Reed can score around the rim. He converted on nearly 70 percent of his shots in the restricted area. 91 of his 133 shots last season were from here, according to NBA.com. Reed is a hustle scorer. He dunks, gets tip ins and just tries to get his hands on the rock. He’s not a dude you’re drawing up plays for.

He’s a good rebounder, too, finishing with the second-highest rebound percentage on the Nets last season behind only Thomas Robinson (who has made an NBA living on rebounding).

All of this is to say Reed is a try hard. He’s going to bang bodies, jump and try like hell to get his hands on the ball. He has a knack for sliding into openings in the defense under the rim and getting open for dump-offs.

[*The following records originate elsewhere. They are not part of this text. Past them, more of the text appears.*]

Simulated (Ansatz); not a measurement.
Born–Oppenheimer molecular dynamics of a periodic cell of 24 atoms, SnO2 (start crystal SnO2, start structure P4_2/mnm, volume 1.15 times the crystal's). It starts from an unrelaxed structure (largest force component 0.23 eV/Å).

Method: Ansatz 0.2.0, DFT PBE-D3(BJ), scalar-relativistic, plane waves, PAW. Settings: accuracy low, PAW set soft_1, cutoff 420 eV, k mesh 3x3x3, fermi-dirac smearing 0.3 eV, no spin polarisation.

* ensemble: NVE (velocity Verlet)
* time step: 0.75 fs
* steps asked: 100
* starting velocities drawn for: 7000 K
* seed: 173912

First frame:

At 26 years old, it’ll be refreshing for the Heat to have young, willing and able legs to spell Whiteside.

What doesn’t he do well?

Reed is limited from outside of five feet. That 70 percent shooting percentage in the restricted area plummets to 37 percent in the non-restricted paint area. Anything beyond that and forget about it.

Opposing defenses will play off Reed, worrying only about boxing him out once the shot goes up.

If the Heat pair Reed up with any non-shooter, their spacing will collapse. That means very little playing time alongside Justise Winslow, James Johnson and Derrick Williams.

So the question becomes, who plays the 4 when Reed is in? This could be Josh McRoberts’ and/or Luke Babbitt’s time to shine.

Reed was an average defender for the Nets, but under Erik Spoelstra’s coaching should develop in that area.

How much will he play?

Whiteside averaged 29 minutes per game last season. Assuming he plays around the same amount, that leaves 18 to19 minutes to fill at center.

If Chris Bosh is available, he should command at least 10 of those minutes when the Heat go small. McRoberts and Winslow could also take a couple of minutes here and there at center, but I wouldn’t count on it.

So Reed could see about eight minutes per game. If Bosh isn’t available, that could easily double.


If Miami Heat fans are looking for a familiar comparison, Reed most resembles Chris Andersen. He has a knack for being around the ball, and could thrive on baseline dump offs. What made Andersen so effective in Miami was that he was often surrounded by four shooters, and made a living cleaning up their misses.

Reed is athletic, and can help move the ball along the perimeter with dribble handoffs and screen setting. Outside of that, he’ll have his eyes fixed on the backboard for most of the game, ready to clean things up where he can.